Once, in a perilous hour, Mr. Lincoln went to McClellan's headquarters to consult him. McClellan was out, attending the wedding of a member of his staff. Mr. Lincoln waited three hours. McClellan came in and went upstairs. Lincoln, thinking McClellan did not know the President was waiting to see him, sent a note to the General that he, the President, wanted to see him on important war matters. The servant returned with this message: "Tell Lincoln that General McClellan has gone to bed." Even this almost incredible insult Lincoln condoned, doubtless because he felt that the exigencies of the hour demanded that he should. He held the pompous little McClellan in the hollow of his hand, and had but to turn it edgewise to let the peacock of the Army fall into oblivion.

On another occasion, Mr. Lincoln had an engagement with McClellan and two other officers. McClellan paid no attention to the appointment. The other officers spoke their minds freely in re

gard to McClellan's treatment of the President. But Lincoln was not moved from his consistent purpose to think only of McClellan's value to the country.

McClellan had at last to go. He would not fight, and fighting after all was his official business. There was no other reason why he should be the Commander of the Army. But in his disposition of McClellan's case as in that of Seward, Stanton, Chase, and Blair, Lincoln was never thinking of himself, intent only on the fulfilment of his oath of office to preserve the Union, living out the words of the Man of Nazareth.

CHAPTER XXXI

THE CHARM OF SIMPLE GOODNESS

As a wilderness lad in Kentucky, as a youth in the wilds of Indiana, as a struggling man in Illinois, and finally, as bearer of the Nation's burdens, it could be said of Lincoln as Wordsworth wrote of Milton:

So didst thou travel on life's common way,
In cheerful godliness; and yet thy heart
The lowliest duties on itself did lay.

There still lives in Springfield an aged woman who told a recent visitor that when she was a little girl waiting with trunk packed to take her first railway journey, Mr. Lincoln passed the house and finding her in tears lest she should miss her train, took her cheerily by the hand, flung her trunk upon his stalwart shoulder, and got her to the train in time.
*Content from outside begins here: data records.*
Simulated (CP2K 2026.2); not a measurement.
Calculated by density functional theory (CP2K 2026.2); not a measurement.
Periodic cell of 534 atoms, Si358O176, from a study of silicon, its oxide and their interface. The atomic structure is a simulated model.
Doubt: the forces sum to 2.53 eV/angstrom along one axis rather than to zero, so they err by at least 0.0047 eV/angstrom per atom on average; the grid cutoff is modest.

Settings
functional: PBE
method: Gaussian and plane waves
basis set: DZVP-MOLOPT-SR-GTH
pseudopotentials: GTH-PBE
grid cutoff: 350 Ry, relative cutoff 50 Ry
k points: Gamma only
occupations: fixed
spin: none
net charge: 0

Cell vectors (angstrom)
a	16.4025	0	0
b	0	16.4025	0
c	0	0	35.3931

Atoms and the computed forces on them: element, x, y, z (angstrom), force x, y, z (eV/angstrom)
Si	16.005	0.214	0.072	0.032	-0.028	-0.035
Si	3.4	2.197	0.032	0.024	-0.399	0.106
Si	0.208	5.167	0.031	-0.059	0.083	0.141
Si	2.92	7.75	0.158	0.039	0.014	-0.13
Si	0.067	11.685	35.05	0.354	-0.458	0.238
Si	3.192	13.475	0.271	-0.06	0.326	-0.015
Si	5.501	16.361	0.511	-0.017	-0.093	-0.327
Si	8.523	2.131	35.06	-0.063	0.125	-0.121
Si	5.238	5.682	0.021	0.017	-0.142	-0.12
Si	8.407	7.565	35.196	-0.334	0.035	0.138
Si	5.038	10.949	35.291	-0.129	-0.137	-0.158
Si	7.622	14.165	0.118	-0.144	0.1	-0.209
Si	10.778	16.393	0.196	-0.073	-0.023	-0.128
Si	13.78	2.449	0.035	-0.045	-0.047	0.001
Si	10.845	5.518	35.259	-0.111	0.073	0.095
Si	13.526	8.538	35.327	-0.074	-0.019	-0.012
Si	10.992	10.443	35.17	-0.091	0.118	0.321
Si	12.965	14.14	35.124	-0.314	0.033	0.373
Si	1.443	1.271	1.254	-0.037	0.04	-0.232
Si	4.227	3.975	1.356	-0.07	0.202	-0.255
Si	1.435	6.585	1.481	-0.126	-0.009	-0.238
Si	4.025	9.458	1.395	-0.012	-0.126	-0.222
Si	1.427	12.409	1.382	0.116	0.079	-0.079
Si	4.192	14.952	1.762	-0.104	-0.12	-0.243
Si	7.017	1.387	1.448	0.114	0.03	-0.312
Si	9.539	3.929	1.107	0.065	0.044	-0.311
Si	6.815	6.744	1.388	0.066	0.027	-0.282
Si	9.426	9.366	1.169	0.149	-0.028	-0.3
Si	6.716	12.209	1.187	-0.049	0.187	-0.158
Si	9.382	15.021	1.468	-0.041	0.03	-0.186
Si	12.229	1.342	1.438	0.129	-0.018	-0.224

Mr. Lincoln's visit to the Five Points Mission in New York can never be forgotten, if only to recall how little children gathered round him and

called forth from the Great Commoner the quiet comment to his friend: "I have now a better understanding than ever before of what the Saviour meant when He said 'Of such is the Kingdom of Heaven.'

Lincoln loved to play with children. When Miss Tarbell in the nineties was preparing her biography of Lincoln, she found still living in Washington men and women who as children there in the sixties had played with Lincoln. Said Mr. Francis P. Blair, "the boys for hours at a time played 'town ball' on the vast lawn at his grandfather's place near Washington, and Mr. Lincoln drove out there frequently and would join ardently in the sport. I remember vividly how he ran with the children; how long were his strides and how far his coat-tails stuck out behind, and how we tried to hit him with the ball as he ran the bases. He entered into the spirit of the play as completely as any of us."

An aged conductor of the Chicago and Alton Railroad tells a story which illustrates the mysterious distinction simple goodness gave to Lincoln. Many famous men were wont to travel on that road: Stephen A. Douglas, Norman Judd, Lyman Trumbull, David Davis, as well as Abraham Lincoln.

He was the most folksy of any of them [said the conductor to Mr. J. E. Edwards]. He put on no airs. He did not hold himself distant from any man; but there was something about him which we plain people couldn't explain that made us stand a little in awe of him. I now know what it was, but didn't then. It was because he was a greater man than any other we had ever seen. You could get near him in a sort of neighbourly way, as though you had always known him, but there was something tremendous between you and him all the time. I have eaten with him many times at the railroad eating houses, and you get very neighbourly if you eat together in a railroad restaurant. At least we did in those days. Everybody tried to get as near Lincoln as possible when he was eating because he was such good company, but we always looked at him with a kind of wonder. We couldn't exactly make him out. Sometimes I would see what looked like a dreadful loneliness in his face, and I used to wonder what he was thinking about. Whatever it was he was thinking all alone. It wasn't a solemn look, like Stephen A. Douglas sometimes had. Douglas sometimes made me think of an owl. He used to stare at you with his great dark eyes in a way that frightened you. Lincoln never frightened anybody. No one was afraid of him, but there was something about him that made plain folks feel toward him a good deal as a child feels toward his father, because you know every child looks upon his father as a wonderful man.

Frederick Douglass-not long up from slavery --became a man of consequence in Civil War days.